By Saeb Rawashdeh - Apr 16,2019 - Last updated at Apr 16,2019

Professor Fawwaz Traboulsi addresses the audience, at the Columbia Global Centres, during a presentation of his book, on Thursday (Photo courtesy of the Columbia Global Centres)

AMMAN  — Historian Fawwaz Traboulsi recently detailed the underlining theme of his new book questioning the historical significance of the Sykes-Picot Agreement and Balfour Declaration.

His book published this year: “Sykes-Picot-Balfour: Beyond the Maps”, was influenced by the centennial of the Sykes-Picot Agreement and Balfour Declaration, and by a debate raised about both events.

“We have this habit of linking what happened in the past and with what’s happening now. I wrote this book under the impact of the anniversaries of Sykes-Picot and Balfour, and also under how these anniversaries were treated with Daesh declaring that it broke Sykes-Picot frontiers,” Traboulsi said last week at Columbia Global Centres in Amman.

The scholar said, the anniversary opened a series of discussions in  Arabic and  foreign press concerning Sykes-Picot. “The idea was: is it [currently] the end of that agreement and the beginning of new geopolitical arrangements?”
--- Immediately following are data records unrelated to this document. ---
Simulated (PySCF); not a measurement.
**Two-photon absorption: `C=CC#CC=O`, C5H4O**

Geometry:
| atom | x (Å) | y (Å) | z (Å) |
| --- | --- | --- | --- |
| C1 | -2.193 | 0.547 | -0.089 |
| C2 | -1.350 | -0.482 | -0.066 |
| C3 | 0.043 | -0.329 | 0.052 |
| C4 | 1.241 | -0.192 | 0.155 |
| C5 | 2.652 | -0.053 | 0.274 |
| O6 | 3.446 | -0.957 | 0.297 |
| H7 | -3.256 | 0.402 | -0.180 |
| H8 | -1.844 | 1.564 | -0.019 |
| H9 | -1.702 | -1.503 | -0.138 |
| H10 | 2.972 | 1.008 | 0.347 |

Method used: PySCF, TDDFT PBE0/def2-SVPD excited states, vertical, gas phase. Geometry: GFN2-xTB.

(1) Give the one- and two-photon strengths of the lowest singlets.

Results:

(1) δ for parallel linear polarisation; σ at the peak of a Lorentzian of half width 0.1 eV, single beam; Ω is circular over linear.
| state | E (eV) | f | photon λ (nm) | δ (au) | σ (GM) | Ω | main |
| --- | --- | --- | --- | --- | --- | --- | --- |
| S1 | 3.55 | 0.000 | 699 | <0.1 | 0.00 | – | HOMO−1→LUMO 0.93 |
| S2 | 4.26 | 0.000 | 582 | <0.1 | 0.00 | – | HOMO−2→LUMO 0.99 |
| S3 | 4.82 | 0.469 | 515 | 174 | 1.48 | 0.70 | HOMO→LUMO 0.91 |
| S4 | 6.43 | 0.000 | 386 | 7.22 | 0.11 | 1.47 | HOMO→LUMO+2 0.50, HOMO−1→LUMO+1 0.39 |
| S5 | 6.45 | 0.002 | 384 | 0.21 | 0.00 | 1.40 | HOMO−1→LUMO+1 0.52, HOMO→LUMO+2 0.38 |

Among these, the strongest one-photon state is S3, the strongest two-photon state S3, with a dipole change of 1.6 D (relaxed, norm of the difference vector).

However, maps of the Middle East were quite stable with the exception of 1948 (the creation of Israel), the historian said. Frontiers that were consecrated by the three powers, the US, the UK and France, were quite solid and respected, he noted, adding that his book was essentially a look at history, while noting at the same time there were very few books in Arabic about that period. 

The general public takes for granted a few things about the Sykes-Picot Agreement: that it was a secret treaty, first between three states — the UK, France and Russia, when a large part of Turkey was projected to be seized by the Russian Empire, and later after the October Revolution, by the UK, the US and France, Traboulsi explained

“Second what we now call Palestine was divided into two regions — Palestine and Transjordan, Haifa and Accra were small British enclaves, while Jerusalem should have become an international zone run by these three empires,” Traboulsi said.

The whole British strategy revolved around a road to India, which would also connect Haifa and Baghdad by railway, he elaborated, adding that very few people read those articles of Sykes-Picot, which is an interesting document that advocated for an independent Arab state or an independent Arab confederation of states that would be divided into two zones of influence for Britain and France.

“I raised two elementary questions in the book: Did the British and the French dominate the region to partition it or de-partition it in order to control and use its resources?” Traboulsi asked.

Also, did British occupy Palestine to hand that territory to Jews or did they use Zionism to occupy Palestine, the history professor at the American University in Beirut asked. 

“We need to take into account the bitter conflict between the French and British as the former claim to the whole Greater Syria [including Palestine]. On the other hand, the campaign of Gen. Allenby was to conquer Palestine by the advancement of the so-called Sinai campaign,” he underlined, adding that in 1915 Nahum Sokolov, who represented the international Zionist movement,  met with the director general of Foreign Office and talked about Jewish colonisation in the region.

“Historians who worked on more recent documents have come to the conclusion that in the logic of defending minorities, the Balfour Declaration was part of the British establishment’s war to legitimise the occupation of Palestine,” the scholar said.

The historian also raised the question: “What was the territory that was partitioned in 1921? Was it the Ottoman Empire?”

“Palestine wasn’t an entity at that time, but part of the Ottoman Empire. Second, what is natural and artificial, is it the unity that Arab nationalists of that time imagined? Is it obvious that foreign powers have always been against Arab unity, and are they the only responsible party as Arab unity has never occurred?” Traboulsi concluded.